Europe’s traditional left-wing parties ended 2019 in disarray. Battling a head wind of disapproval from their traditional working-class supporters, and suffering a series of electoral setbacks in most countries — Spain being an exception — they appear to be at a loss on how to rebuild winning coalitions.
Last month Britain’s storied Labour Party recorded its worst electoral performance in more than 80 years, losing seats it had held for even longer in an election rout that’s triggered internecine internal warfare. Sister parties in Austria, France, Germany, Greece, Italy and Holland all have hit historic lows.
And the question some analysts are asking is whether there’s any future for them unless they adapt, as some of their Conservative opponents have managed, to a fundamental realignment in Western politics.
“Center-left social democracy and its more radical socialist cousin were founded to answer questions about the economy, but today the primary questions in politics are about culture and identity,” said British academic Matthew Goodwin, co-author of the book National Populism: The Revolt Against Liberal Democracy, in which he argued populist revolts in Europe “were a long time in the making” and dismissed the idea they are a spasm, or just a backlash to the financial crisis that erupted in 2008, the austerity that followed, or the refugee crisis that has swept through Europe since midway through the last decade.

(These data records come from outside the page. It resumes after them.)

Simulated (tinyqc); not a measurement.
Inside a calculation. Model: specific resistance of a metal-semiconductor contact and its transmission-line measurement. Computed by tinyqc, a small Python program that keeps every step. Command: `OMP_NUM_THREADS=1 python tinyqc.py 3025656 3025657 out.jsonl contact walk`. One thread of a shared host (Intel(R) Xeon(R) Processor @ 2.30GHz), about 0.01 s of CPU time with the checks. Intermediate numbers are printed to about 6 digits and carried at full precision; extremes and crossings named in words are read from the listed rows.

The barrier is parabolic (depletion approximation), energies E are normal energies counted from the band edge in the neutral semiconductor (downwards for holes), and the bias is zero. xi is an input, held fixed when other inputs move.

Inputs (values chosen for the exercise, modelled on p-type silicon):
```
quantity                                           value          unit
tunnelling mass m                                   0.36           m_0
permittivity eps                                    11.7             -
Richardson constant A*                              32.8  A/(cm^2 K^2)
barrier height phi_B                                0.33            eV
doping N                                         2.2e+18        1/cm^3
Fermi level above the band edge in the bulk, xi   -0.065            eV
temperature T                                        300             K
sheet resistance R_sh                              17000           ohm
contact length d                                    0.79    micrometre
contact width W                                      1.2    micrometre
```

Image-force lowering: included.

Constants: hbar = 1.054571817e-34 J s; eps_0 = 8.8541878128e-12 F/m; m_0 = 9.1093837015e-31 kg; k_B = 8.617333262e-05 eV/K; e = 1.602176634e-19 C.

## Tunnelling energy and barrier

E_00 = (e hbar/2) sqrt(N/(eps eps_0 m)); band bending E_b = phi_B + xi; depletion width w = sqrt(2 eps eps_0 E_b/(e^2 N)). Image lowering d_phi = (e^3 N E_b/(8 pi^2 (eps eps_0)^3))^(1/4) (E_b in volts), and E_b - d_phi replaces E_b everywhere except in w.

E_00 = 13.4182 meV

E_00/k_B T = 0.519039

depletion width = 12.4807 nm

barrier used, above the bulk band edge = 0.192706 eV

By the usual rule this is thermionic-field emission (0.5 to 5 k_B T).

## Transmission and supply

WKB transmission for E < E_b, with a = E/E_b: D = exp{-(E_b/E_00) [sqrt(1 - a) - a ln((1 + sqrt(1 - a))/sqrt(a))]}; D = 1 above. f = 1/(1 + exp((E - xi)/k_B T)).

Examining Labour’s defeat for Britain’s The Times newspaper, Goodwin suggested left-wing parties are facing an existential crisis. “A great irony of our time is that the left has crashed at the exact moment economic growth has slowed and living standards have been squeezed, the very things it expected to bring it to power,” he said.
Labour politicians can’t agree on what went wrong for them in last month’s general election, one that’s likely to be seen as the most consequential British election in a quarter-century. Some, including defeated party leader Jeremy Corbyn, are insisting the radical socialist policies he advocated, including the nationalization of a swathe of the British economy, were individually popular and that the blame should be on Brexit.
The party is now in the throes of a leadership battle, pitching centrists against Corbyn loyalists. A key Corbyn ally, powerful trade union leader Len McCluskey, says the policies in the party's manifesto were “very popular,” but “we very evidently didn't win the argument over Brexit” and the party’s policy of holding a second referendum on European Union membership.
But centrists point out that in post-election polling, only 17 percent of Labour defectors cited Brexit as the reason for switching to Boris Johnson’s Conservatives, saying Brexit-favoring working-class voters who deserted the party would have overlooked the issue of Europe, if Labour had had a more popular and centrist leader and a manifesto shorn of left-wing dogma.
“For me, the most important thing is that the Labour party is rebuilt, we learn the lessons of the last general election, reflect on them, and address them,” said Keir Starmer a leading centrist contender and the current front-runner to replace Corbyn. But left-wing activists are battling to keep their grip on Labour in the face of calls for a shift back to the center.
The struggle the Labour Party is experiencing is being repeated in other left-wing European parties.
In Germany, Social Democrats (SDP) have lurched to the left. Activists elected in November two relatively unknown left-wingers as their leaders, Norbert Walter-Borjans and Saskia Esken, who ran against high-profile moderates. They tapped into a sense of gloom that’s gripped the party since it lost one-third of its support since the 2017 general election and is struggling to recover in opinion polls, lagging behind the Greens and jostling for third place with the hard-right Alternative for Germany.
Reversing a recent string of regional election results is a daunting prospect for the SPD, however, which is the junior partner in Angela Merkel’s governing coalition.
Many activists want the party to quit the coalition if Merkel’s Christian Democrats refuse their progressive demands for a spending splurge — a move that would likely trigger an early election, which the divided party is in no shape to fight. Party moderates fear the new leaders will take the SPD away from the center, just as Christian Democrats are nudging rightward to woo back supporters who defected to the populist Alternative for Germany.
But where exactly is the center now in Western politics? On top of being pulled in opposite directions by middle-class supporters, who have done well economically from globalization and free markets, and the working class, which has been left behind, Western left-wing parties also are facing a cultural divide they’re struggling to bridge.
Their traditional older, working-class voters have become increasingly socially conservative, while progressive activists and younger metropolitan voters are embracing very different identity politics. Conservative parties have been quicker to adapt to a realignment in Western politics that’s as much about identity as economics, warns Goodwin, among other analysts.
The question is, can the West’s left adapt?